Luverne will use law to help businesses

By Sara Quam

Luverne's labor-intensive border city bill became law Saturday.

Two years of testimony and lobbying seem to have paid off, and now the city has to figure out how to use its new economic development tool.

City Administrator Matt Hylen said, "We're taking it slow because it's a new program. We'll use it accurately and 100 percent by state law to make this live up to its potential."

The border city initiative was designed to help compensate Luverne businesses for lower tax rates in bordering states. The city of Luverne hopes that fewer businesses will move to South Dakota and that more will relocate in Luverne.

Hylen said, "We need the jumper cables to keep us alive."

Mayor Glen Gust put in many hours on the road and in visiting with legislators to help them understand the economic impact Luverne felt being a border city to South Dakota.

Gust said that after the bill was signed into law Saturday he got calls from Senate and House members. "They congratulated me and the city for the work we've done. It's going to be great for the city and Rock County."

Right now border cities is set up as a fund that can be used until designated money is gone.

The city is working with Moorhead and lawyers who wrote the bill to help it use the incentives in the best possible way. The first business to use border city legislation could be Netbriefings, a Webcasting company that has preliminarily decided to expand a customer service office in Luverne.

The state has designated $183,000 in sales tax exemptions to new or expanding businesses. It will also be eligible for state funds in the areas of payroll credit, property tax exemption, payment in lieu of taxes, income tax credit and corporate franchise tax credit.
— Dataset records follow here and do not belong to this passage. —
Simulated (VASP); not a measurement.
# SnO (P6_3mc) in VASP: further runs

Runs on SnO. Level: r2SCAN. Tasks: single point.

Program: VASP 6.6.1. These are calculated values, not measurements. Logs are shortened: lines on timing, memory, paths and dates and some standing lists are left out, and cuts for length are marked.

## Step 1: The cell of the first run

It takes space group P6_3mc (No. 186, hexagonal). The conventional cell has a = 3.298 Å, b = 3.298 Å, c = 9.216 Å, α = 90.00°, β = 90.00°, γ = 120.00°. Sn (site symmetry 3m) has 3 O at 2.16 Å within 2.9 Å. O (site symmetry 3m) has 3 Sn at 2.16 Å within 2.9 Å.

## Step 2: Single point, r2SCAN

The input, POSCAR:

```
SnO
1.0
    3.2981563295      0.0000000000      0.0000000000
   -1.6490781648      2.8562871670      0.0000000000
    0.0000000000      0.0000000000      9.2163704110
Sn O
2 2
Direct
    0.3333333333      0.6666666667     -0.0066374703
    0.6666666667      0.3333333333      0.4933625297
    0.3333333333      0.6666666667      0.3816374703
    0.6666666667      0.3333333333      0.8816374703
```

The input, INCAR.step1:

The precedence for some of these programs hasn't been set because other Minnesota border cities like East Grand Forks and Moorhead havenÕt used some of the options yet.

Luverne will now set zones for the incentives so businesses that qualify will be clearly defined by area. The city will likely get up to 100 acres to zone for the incentives. Businesses outside the zones set by the city are also qualified for some of the programs.